Quarter-sphere one-class SVM

The QSSVM¹⁶ first centers the dataset at the origin in their feature space before modeling a quarter sphere to encompass as many data points as possible. By doing this, it can convert the quadratic optimization problem of equation (2) to a linear optimization problem. The geometry of the QSSVM is displayed in Figure 3.

Figure 3.

Geometry of the hypersphere-based QSSVM.

In Figure 3, R is the radius of the modeled quarter-sphere surface, which encompasses the majority of the data points in the feature space. Thus, the optimization problem of a QSSVM classifier is formalized as follows

min_{R, ξ, c} R^{2} + \frac{1}{ν n} \sum_{i = 1}^{n} ξ_{i}

\begin{matrix} s . t . | | Φ (x_{i}) | |^{2} \leq R^{2} + ξ_{i} \\ ξ_{i} \geq 0, i = 1, 2, \dots, n \end{matrix}

(4)

We also employ the Lagrange multiplier method to solve the formulation of equation (4). Then, the dual problem of equation (4) can be formulated as

min_{α} - \sum_{i} α_{i} k (x_{i}, x_{i})

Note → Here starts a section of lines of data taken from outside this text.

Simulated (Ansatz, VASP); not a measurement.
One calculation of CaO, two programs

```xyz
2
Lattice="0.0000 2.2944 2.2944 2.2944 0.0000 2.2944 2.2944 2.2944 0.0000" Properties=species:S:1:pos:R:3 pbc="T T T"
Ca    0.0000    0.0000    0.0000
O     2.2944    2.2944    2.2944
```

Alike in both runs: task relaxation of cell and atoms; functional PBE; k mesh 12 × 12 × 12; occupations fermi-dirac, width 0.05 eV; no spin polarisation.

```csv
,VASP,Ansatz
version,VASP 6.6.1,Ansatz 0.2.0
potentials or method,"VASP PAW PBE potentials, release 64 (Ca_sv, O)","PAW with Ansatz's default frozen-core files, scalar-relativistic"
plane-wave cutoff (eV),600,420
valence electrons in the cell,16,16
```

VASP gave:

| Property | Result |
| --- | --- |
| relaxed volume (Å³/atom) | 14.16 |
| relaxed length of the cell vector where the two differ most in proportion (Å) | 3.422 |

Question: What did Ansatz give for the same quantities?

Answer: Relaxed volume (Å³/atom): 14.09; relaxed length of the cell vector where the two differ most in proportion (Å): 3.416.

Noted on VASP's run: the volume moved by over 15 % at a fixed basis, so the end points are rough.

\begin{matrix} s . t . \sum_{i} α_{i} = 1 \\ 0 \leq α_{i} \leq \frac{1}{ν n}, i = 1, 2, \dots, n \end{matrix}

(5)

If a distance-based kernel is used when solving equation (5), such as the radial basis function (RBF) kernel, the inner products of the mapped data vectors (i.e. $k (x_{i}, x_{i})$ ) are equal for all data vectors. Thus, there is no meaningful solution to equation (5). This problem can be solved by centering the kernel matrix of the feature space as follows¹⁶

Φ' (x_{i}) = Φ (x_{i}) - \frac{1}{n} \sum_{i = 1}^{n} Φ (x_{i})

(6)

Then, the centered kernel matrix $k_{c} = 〈 Φ_{c} (x_{i}), Φ_{c} (x_{i})) 〉$ can be obtained by

k_{c} = k - 1_{n} k - k 1_{n} + 1_{n} k 1_{n}

(7)

where $k = k (x_{i}, x_{i})$ and $l_{n}$ is an $n \times n$ matrix with all values equal to $1 / n$ .

After centering the kernel matrix in the feature space, the norms of the kernel are no longer equal and $k (x_{i}, x_{i})$ of equation (5) can be replaced by the diagonal elements $k_{c} (x_{i}, x_{i})$ of the kernel matrix $k_{c}$ .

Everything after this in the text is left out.